Guess who’s posting when he should be doing homework? I am who is. Why? Hey, great question. Because sharing half-formed thoughts with the bunch of miserable wrecks who follow this site is more important than my future. Actually, the Church teaches that the most important moments in a Christian’s life are the present and his time of death. So maybe I’m on to something.

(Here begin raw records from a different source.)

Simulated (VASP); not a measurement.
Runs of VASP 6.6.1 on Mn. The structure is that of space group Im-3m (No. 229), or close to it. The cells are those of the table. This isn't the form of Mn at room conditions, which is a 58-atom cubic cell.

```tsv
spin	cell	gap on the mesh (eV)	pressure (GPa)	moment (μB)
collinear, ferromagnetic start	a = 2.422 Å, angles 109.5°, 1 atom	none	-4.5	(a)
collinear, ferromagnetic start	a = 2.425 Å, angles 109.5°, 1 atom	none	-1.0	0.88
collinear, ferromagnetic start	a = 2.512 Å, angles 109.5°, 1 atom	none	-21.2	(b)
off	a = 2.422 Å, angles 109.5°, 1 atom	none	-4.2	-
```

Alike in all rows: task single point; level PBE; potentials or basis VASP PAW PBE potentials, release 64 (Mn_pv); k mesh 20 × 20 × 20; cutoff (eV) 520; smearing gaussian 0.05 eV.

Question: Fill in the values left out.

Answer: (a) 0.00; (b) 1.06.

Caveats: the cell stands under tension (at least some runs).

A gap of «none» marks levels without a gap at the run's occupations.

Anyhow, number one. (I’m in a numbering mood. If I met you on the street I’d rate you out of ten.)We Christians have a major problem with naming things. At some point, some Christians – probably a reading circle of five elderly Baptists who’d just finished Twilight – found words or phrases to describe certain spiritual experiences, certain holy moments in their lives. Now, for no good reason besides a lack of originality, these phrases are what EVERYONE calls those experiences. We’ve developed what’s known as a Christian vocabulary, containing some of the following gems, all sounding like the titles of a Televangelist’s second or third self-help book: “Letting God into your heart”, “opening yourself up to Jesus”, “accepting Christ as your personal Lord and Savior”, “emptying your heart” etc.
|Which ends up looking|
like this, but does not include
the insane level of
happiness this creature
is experiencing. Seriously,
someone exorcise this baby, he
is far too content.
First of all, these phrases don’t work for everyone. They aren’t concrete descriptions like “being forgiven” or “receiving the sacrament of Confirmation.” Or how about “receiving a plenary indulgence on the Feast of the Assumption of Our Lady by attending Holy Mass and going to Reconciliation within one week of the Feast having the effect of the total remission of temporal punishment in the fires of Purgatory” for that matter. That stuff I get. No, these are metaphorical statements. And for me, it drove me crazy when people would tell me things like “open your heart.” Open my heart? Uh, OK? I will, in some abstract way detach any meaning of the word heart from that organ that thuds away in my chest, and, having done this, I will proceed to “open” this abstract entity that tends to constitute some conglomerate of my feelings, my soul, my thoughts, none of which are things that can be “opened” in any imaginable sense of the word, and I will know I have done this when…when…Oh, bloody hell, it’s hopeless. I just end up screwing up my face and breathing deeply, trying to achieve the whole business.
That’s not to say that the phrase doesn’t mean something great and powerful to someone out there; it just doesn’t work for me. And that’s fine. First, because when describing things that are by definition beyond description, not all words are bound to work. And second, because God loves us individually, and He expresses his Love individually, and we respond individually. Perhaps we should be allowed to articulate individually. So for me, this “open-heart” concept really translates into “humble thyself”. And for others it might translate into “bare your soul.” The point is not that any single phrase is correct. The thing is indescribable – none of them are. The point is to allow yourself and the Church to define your faith. Not the general vocabulary of whatever American Christian culture has to offer. If I wanted you to take anything from this, it’s to not be discouraged if you feel like you aren’t “letting go and letting God.” God has no idea what that means.